What went well?
The progress I made; what was achieved and done
I gained a much more thorough understanding of the issue of Senegal’s child beggars, which gave me an entirely new perspective of the talibes in Senegal (although almsgiving is still being strongly advised against). Basically, they are poor village boys who were sent to Quranic schools in the city by their families for the prospect of better education, food, etc. and spiritual success. Very often, it is the contrary that took place — exploitation, forced labour and begging.
What could have been done differently?
Things that did not get done and/or could be changed
Probably I would have planned better for the tour in Casamance, as I had not conducted enough research on the region and its culture
What did I learn about myself when working with others?
Contributions, behaviours and values I exhibited
If you desire or want something, do not be shy to ask for it. Be straightforward and frank with your requests so that others understand and can help you. I originally was not planned to visit Casamance, but luckily I got the chance to visit Kolda, Sedhiou, and Ziguinchor after I told my supervisor about it. The picturesque natural scenery aside, it was an invaluable opportunity to experience the southern Pulaar and Jola culture, which are distinct from the dominant Wolof in the north.

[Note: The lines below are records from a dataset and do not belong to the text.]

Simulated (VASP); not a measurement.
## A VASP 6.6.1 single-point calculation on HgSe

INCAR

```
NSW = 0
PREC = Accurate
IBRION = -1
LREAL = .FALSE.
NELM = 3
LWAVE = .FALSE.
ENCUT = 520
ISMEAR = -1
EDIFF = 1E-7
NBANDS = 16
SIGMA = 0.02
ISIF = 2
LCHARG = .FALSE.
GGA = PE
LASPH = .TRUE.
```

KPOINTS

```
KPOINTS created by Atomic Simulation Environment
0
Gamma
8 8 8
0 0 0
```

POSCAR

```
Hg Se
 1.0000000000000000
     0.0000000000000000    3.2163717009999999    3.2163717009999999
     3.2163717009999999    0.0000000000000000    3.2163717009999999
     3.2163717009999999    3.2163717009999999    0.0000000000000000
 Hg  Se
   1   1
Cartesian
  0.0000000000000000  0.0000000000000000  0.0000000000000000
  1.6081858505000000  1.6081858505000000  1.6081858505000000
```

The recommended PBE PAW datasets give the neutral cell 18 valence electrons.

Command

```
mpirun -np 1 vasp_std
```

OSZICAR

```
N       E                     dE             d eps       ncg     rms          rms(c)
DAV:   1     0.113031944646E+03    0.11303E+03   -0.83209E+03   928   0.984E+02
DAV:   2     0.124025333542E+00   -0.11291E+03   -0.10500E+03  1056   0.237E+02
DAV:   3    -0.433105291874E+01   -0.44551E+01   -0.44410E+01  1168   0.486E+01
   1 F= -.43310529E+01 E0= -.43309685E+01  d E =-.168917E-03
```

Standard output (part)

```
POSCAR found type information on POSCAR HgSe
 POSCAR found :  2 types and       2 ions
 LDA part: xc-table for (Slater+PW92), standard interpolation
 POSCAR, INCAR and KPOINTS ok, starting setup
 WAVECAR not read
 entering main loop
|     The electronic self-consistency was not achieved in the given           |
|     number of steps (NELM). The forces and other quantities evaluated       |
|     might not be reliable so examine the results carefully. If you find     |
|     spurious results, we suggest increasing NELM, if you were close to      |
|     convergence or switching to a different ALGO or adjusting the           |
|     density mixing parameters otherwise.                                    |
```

What did I learn about leadership?
Leadership attributes and insights I developed
Be frank about your intentions is key to effective communication. Do not be shy to propose as everything is negotiable, and refusal would not impair the working relationships. I realised that had I did not request, I would not have the chance to visit Casamance.
What do I want to develop or focus on next?
What I still need to develop
I think there is still significant room for improvement in remembering people’s names. When I arrived at Tambacounda and met my colleagues at the base, I still cannot recall all of their names.